You'll find that actual arguing points will do you no good, those 2-3 Caron lovers are apparently Caron's mother and father, unwilling to listen to anything other than the sound of their internet voices .

You can type out page after page of valid points and counterpoints, but what you'll get back is..



> Amare can win ROY
> Yao can win most hyped, undeserving all-star rookie of the year
> 
> if you dont believe in the ESPN Hype---read Mark Stein's article where Yao is a 3rd team All-NBA pick----ARE YOU SERIOUS????


so don't bother, I argued this dude into the ground in another thread, and here is trying to rehash the same crap.

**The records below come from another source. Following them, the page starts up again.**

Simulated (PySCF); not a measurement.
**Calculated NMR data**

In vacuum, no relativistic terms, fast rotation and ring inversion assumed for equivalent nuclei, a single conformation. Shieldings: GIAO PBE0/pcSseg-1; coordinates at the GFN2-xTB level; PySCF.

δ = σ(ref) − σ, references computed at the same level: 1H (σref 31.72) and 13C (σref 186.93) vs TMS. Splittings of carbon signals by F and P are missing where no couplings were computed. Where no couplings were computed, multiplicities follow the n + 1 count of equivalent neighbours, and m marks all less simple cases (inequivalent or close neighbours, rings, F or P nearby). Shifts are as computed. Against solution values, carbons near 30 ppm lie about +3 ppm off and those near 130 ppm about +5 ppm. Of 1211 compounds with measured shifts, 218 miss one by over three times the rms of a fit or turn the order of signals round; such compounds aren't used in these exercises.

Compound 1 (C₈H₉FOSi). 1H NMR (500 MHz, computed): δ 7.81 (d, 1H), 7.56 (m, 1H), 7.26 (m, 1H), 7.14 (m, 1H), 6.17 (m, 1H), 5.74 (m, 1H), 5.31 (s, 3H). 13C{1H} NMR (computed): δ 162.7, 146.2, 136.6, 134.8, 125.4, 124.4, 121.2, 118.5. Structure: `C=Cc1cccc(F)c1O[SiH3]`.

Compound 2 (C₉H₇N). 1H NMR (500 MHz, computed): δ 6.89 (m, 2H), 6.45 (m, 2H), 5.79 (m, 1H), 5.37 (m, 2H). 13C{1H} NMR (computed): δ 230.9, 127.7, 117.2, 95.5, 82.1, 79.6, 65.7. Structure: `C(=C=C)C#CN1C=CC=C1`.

Save your breath people if you are going to argue about Caron's chances of winning. 

Stuart


----------



## sylaw

You're right Sabas, I'm probably wasting my time even trying. Caron_Butler keeps saying Yao is undeserving and Butler is deserving but has yet to back it up with any evidence. I don't mind a friendly discussion but I hate it when people keep saying they're right without any justifications or proof. If you can prove your point with facts then I will be content to agree with you but this is not the case.


----------



## carayip

Although I don't think Yao deserve to be named to the All-NBA team, I would love to see that just to piss off some haters. :laugh: 

He seemed to get quite a lot of 3rd team votes BTW.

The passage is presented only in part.